But it was for sale for those who needed it.
On another occasion, this time in New Britain, I was with some hard working blokes, doing a bit of hard yakka and on the Sunday, we had run out of SP and they were keen on getting some more. They weren't so keen in paying resort prices for individual cans and were more interested in buying a carton from the stoa. These hard working Aussies (I might add) didn't realise that one wasn't meant to buy beer on the Sabbath, so while I took their money, I couldn't promise any return. I headed into town and met up with an old guy named George, he looked after a well known Snorkeling patch and I got into a casual conversation with him and then George asked me "You want a SP?" Hey, it was Sunday, the sun was shining and I had knocked off work for the week so yeah, lets get a beer.

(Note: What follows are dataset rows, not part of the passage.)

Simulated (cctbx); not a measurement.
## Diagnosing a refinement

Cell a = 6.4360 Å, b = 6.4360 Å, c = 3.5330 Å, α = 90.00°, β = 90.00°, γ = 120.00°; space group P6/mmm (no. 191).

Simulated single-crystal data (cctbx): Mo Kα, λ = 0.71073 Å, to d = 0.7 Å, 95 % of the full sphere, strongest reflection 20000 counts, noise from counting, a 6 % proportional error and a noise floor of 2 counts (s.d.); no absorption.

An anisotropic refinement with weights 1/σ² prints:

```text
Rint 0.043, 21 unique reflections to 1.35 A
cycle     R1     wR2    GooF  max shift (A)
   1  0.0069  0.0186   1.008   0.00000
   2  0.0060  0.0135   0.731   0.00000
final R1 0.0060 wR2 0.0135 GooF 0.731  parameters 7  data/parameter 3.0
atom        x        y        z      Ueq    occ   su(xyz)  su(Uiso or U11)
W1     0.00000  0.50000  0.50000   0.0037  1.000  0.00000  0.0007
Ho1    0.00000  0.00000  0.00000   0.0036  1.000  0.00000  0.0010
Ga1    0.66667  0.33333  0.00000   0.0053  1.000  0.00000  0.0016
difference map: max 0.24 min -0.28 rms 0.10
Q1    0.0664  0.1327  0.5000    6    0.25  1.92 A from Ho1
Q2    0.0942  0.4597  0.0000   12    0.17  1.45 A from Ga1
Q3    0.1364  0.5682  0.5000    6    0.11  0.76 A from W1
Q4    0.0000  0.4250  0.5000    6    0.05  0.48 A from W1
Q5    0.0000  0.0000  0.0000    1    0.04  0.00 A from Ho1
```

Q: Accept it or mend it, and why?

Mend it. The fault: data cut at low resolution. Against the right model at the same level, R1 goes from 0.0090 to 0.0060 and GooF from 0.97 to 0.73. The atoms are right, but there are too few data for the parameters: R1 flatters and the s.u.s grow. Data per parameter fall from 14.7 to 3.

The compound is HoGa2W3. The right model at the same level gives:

George knew of a small black market where we could buy a SP or two, so off we went. George said, "go down here, turn left there, turn right here, back up back up, turn left again" and sure enough, in this little Tolai village we found some drunk boys who had exhausted the stoa supply of SP. Plan 2 for George "lets go over here, up there, around here and over there". So with plenty more "Boina malarnas" we discovered that yes again, the same drunk boys had beaten us to the SP supply. By this stage, I was ready to call it a miss, drive George home and then make my own way back to the resort and revert to drinking resort beer; it was a hot day and I was getting thirsty.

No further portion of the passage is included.